ECONOMIC FREEDOM PAYS OFF; JUST LOOK AT CANADA

Saturday, March 6, 2004


Hooray! Finally there's one of those state rankings where Colorado comes top in the nation, and it's a desirable one, too. I mean by that both that it's an index of economic freedom, which is a good thing to have more of, and also that it has been constructed with great care to avoid the methodological traps so many such rankings rush into.

And not to be too parochial about it, the results hold important lessons for all state legislatures: Prosperity originates in freedom. Remember, the full title of Adam Smith's revolutionary book is An Inquiry into the Nature and Causes of the Wealth of Nations. It works for states and provinces too.

The practice of computing an index of economic freedom for nations is well established. The Fraser Institute, which has its main office in Vancouver, B.C., began a series of such reports about 20 years ago. More recently, it has joined up with the National Center for Policy Analysis, based in Dallas, for a similar report, "Economic Freedom in North America," covering the United States and Canada.

Considering only policies at the state and local levels, not federal government policies, Colorado is first among 50 states and 10 provinces, tied with Delaware, South Dakota and Tennessee.

Taking all levels of government into account, Colorado is second, behind Delaware. The difference is that the amount of money collected by the federal government in a state usually differs from the amount of money spent by the federal government in a state.
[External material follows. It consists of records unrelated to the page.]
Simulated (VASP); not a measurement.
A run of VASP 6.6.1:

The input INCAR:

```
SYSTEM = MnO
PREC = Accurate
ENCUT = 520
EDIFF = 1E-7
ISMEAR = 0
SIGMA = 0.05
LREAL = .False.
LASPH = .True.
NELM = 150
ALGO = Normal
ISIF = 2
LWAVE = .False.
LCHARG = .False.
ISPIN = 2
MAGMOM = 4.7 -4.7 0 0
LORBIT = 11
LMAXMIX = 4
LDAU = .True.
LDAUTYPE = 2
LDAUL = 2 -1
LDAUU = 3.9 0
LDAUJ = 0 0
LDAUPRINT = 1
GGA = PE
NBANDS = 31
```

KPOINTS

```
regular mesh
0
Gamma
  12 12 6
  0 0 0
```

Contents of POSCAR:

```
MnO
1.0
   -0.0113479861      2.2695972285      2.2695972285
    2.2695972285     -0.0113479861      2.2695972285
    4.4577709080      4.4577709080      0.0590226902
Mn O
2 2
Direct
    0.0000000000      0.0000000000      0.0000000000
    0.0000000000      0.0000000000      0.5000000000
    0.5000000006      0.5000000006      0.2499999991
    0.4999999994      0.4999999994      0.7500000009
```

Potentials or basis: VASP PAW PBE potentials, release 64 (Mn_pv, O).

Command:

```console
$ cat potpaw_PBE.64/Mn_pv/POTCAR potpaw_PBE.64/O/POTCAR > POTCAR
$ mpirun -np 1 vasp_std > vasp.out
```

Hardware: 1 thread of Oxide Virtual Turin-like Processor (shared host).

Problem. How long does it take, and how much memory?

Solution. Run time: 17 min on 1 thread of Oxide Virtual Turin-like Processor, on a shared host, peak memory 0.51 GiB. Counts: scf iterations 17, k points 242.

That transfer of funds is far more extensive in Canada, with the startling result that only Alberta earns a place in the respectable middle, while the other provinces occupy nine of the bottom 10 places, along with chronically depressed West Virginia. In wealth, Ontario -- "normally considered Canada's industrial heartland," is poorer than all of the states except West Virginia and Missisippi.

"Canada's fiscal federalism," the report explains, "transfers money from rich provinces to poor ones," and since economic freedom encourages economic growth, it "in effect transfers money from relatively free provinces to relatively unfree provinces." That in turn creates perverse incentives for politicians, since if they limit economic growth they get more money from the government in Ottawa and they control that money.

Stronger private economic growth, on the other hand, benefits other people and reduces politicians' power and influence.

Fewer measures of economic freedom are available to test the differences between states than between nations, but the ones selected are plausible, and perhaps more important, the way they are implemented has been refined over the years during which the national rankings have been compiled.

The measures fall into three areas, each of which carries equal weight in the rankings, and within each area each measure is weighted equally. One could argue that the weightings should be different, but only on subjective grounds, and anyway, the data have been tested for a variety of different weightings, and the outcomes change very little.


The areas are:

* "Size of government," which includes general consumption expenditures by government as a percentage of gross domestic product, and transfers and subsidies as a percentage of GDP;

* "Takings and discriminatory taxation," which includes total governments' revenue from their own sources as a percentage of GDP; top marginal income tax rate and the income threshold at which it applies; indirect tax revenue as a percentage of GDP and sales taxes collected as a percentage of GDP;

* "Labor market freedom," which includes minimum wage legislation; government employment as a percentage of total state or provincial employment; occupational licensing, and union density.


Does it matter? Yes, indeed. Average per capita income for the bottom quintile on the all-government scale is about $21,000; in the top quintile, it is almost $37,000. There are exceptions -- the plot of economic freedom against income is quite scattered -- but the correlation is clear. In fact the correlation between growth of income and increases in freedom is even stronger, which is important because states often change their economic policies significantly when they change administrations, and the results are evident quickly enough to be significant even on politicians' time scales.

Ten states, including Colorado, have been consistently in the top third for two decades, 1981-2001. During that time, the U.S. per capita income went up by 34 percent; in those top-rated states, it went up 43 percent. In the bottom third, it went up only 17 percent.

True, the last couple of years have been rough in Colorado. But they could have been much, much worse.